Friday, July 16, 2010

Is full time artist dream or a reality?

“Ma’am, do you know how hard it was for me to come all the way here? I thought I wouldn’t make it.”
When my friend’s young son said this, like a secret he had kept in his heart for a long time, I froze as if I’d been hit on the head with a metal rod. My friend had sent him baby to Korea because it was too hard to work and raise a child. After a few years, when she got more stable, she brought the child back to the U.S.

One day, that child was playing in the park with my kids. He sat down next to me, looking bored, let out a sigh, and said those words. From the mouth of a first grader came words you would expect from a grown-up who had suffered through a hard life. I was too shocked to say anything. I just sat there in silence.
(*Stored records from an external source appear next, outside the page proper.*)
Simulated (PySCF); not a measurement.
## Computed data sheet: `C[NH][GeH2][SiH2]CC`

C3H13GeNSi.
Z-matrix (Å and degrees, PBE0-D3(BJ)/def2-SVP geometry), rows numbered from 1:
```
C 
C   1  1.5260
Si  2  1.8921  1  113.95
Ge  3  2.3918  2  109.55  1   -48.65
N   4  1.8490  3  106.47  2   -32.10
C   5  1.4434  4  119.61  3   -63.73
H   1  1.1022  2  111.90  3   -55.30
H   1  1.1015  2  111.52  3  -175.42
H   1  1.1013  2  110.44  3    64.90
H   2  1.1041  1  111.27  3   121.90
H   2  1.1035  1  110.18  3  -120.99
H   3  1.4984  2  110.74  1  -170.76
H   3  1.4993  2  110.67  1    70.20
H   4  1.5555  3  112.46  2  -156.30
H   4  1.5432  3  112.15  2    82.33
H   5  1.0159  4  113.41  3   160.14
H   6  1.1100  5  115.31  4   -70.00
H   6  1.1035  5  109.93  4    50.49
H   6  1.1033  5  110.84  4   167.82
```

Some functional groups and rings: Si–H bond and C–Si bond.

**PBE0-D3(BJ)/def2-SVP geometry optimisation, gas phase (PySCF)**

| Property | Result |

My husband immigrated to Los Angeles in 1975. He worked as a kitchen helper in a restaurant, painted houses, and later worked in newspaper advertising. After moving to New York, he went to school and worked at a vegetable store, clothing store, and wig wholesaler. He finished school while working. After we got married, he did street vending, ran a clothing store, worked as a carpenter, and then worked at a shoe store. His last job was at a lamp store run by a friend, where he painted lamps.

At first, he worked five days a week at the lamp store. Then he cut back to four. Like a drug addict trying to quit slowly, he worked less and less—until finally, he only worked one day a week and then quit completely.

Now, my husband is a full-time artist. When he began cutting back his work days, I was very nervous. Our life wasn’t improving, our children were growing up, and he was working less. I didn’t know how we would survive. Thankfully, he used the extra time to focus on his art, and his paintings started to sell. The money he earned from his artwork made up for the income he lost by not working.

Each time my husband cut back on work, I would look for a job in the newspaper. He told me.
“We can both become full-time artists only if we need to hold on and focus on our art without going out to work.”
That passing comment stayed in my heart like a seed. Now, both of us are full-time artists. Is this a dream? Or is it real? Sometimes I worry that poverty might return. But when I realize that this is truly our life now, I feel a strange shiver all over my body—I'm not sure if it’s happiness or sadness.

“Mom, we helped you save a lot of money, right?”
Our kids say this proudly, like they were heroes. When they say that, I don’t know what to say. My mind rewinds like an old video, back to those difficult days.

Every winter, our kids went to a free indoor tennis court on Roosevelt Island at 6 a.m. on weekends. They learned to swim at the city pool and played music in the school band. They never had new clothes. They wore hand-me-downs or clothes from thrift shops. Luckily, since they were boys, they didn’t complain much. Even now, though our financial situation is better, they still shop at Beacon’s Closet in Brooklyn. They say vintage clothes are comfortable and suit them.

Each time my husband cut back on work and we struggled, I kept going, holding on to the hope that someday, like that friend's child, I could finally say:
“Do you know how hard it was to get here?”